Spring has officially started, so you know what that means! Roads around Olympic National Park are starting to reopen. While we are still months away from Deer Park and Obstruction Point Road opening up, we are happy to announce that the road leading to Sol Duc opened on March 23rd, 2018. Home to waterfalls, hot springs and incredible camping, the opening of this road gives access to yet another truly stunning wilderness gem in Olympic National Park.

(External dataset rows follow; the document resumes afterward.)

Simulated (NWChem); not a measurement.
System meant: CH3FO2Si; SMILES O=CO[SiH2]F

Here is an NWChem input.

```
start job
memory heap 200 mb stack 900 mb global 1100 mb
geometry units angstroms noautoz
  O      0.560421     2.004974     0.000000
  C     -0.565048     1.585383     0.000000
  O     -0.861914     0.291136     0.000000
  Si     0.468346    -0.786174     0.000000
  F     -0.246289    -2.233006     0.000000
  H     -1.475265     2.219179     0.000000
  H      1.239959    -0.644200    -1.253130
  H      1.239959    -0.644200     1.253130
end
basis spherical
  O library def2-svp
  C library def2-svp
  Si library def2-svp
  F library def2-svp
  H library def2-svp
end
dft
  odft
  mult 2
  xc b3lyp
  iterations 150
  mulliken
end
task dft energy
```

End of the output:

Sol Duc is where incredible hiking, backpacking and family wilderness adventures take place and is one of the favorite stops for visitors of all skill levels. Whether you only stop for a day, dipping in the hot springs and taking in the grandeur of the falls, or spend a week in the backcountry exploring Seven Lakes Basin, you will quickly fall in love with this region of Olympic. If you need help finding an excursion in this area, our new guidebook will hook you up with the best day hikes around.
Sol Duc is one of the most scenic destinations in the PNW’s most-visited National Park. Far from big cities and busy roads, this remote area is one of the best representatives of beauty on the Olympic Peninsula. Just south of the well-known Lake Crescent area, Sol Duc has played an important part in tourism around the region for over a century. What is now a small resort was once the crown jewel of tourism in the Pacific Northwest. Along a gorgeous river, complete with one of the more memorable waterfalls in the country, Sol Duc should be your next destination stop when touring the Olympic Peninsula.
Sol Duc wasn’t always a tourism hot spot. Before the resorts, before the creation of the Olympic National Park, Sol Duc was just another spot where a settler laid claim to the land. Ignoring the local Quileute tribe who had called the region home for millennia, a man named Theodore Moritz filled out paperwork with the State of Washington and built a cabin near the site of the current lodge, along the 78-mile long Sol Duc River. It was the 1880s, and times were tough, so soon after the cabin was built, Mr. Moritz passed away and big city entrepreneurs bought his land.
By 1910, a road had been built to the area and by 1912, a four story, 165-room hotel had been built. In 1914, despite the start of World War I, over 10,000 people came from all over the world to take a dip in the 130 degree waters, far below the tops of the massive temperate rainforest canopy. Tourists would bathe and drink the waters, hoping that the chemical compound would cure what ailed them. However, the waters didn’t keep Theodore Moritz alive, so it probably didn’t work for them either.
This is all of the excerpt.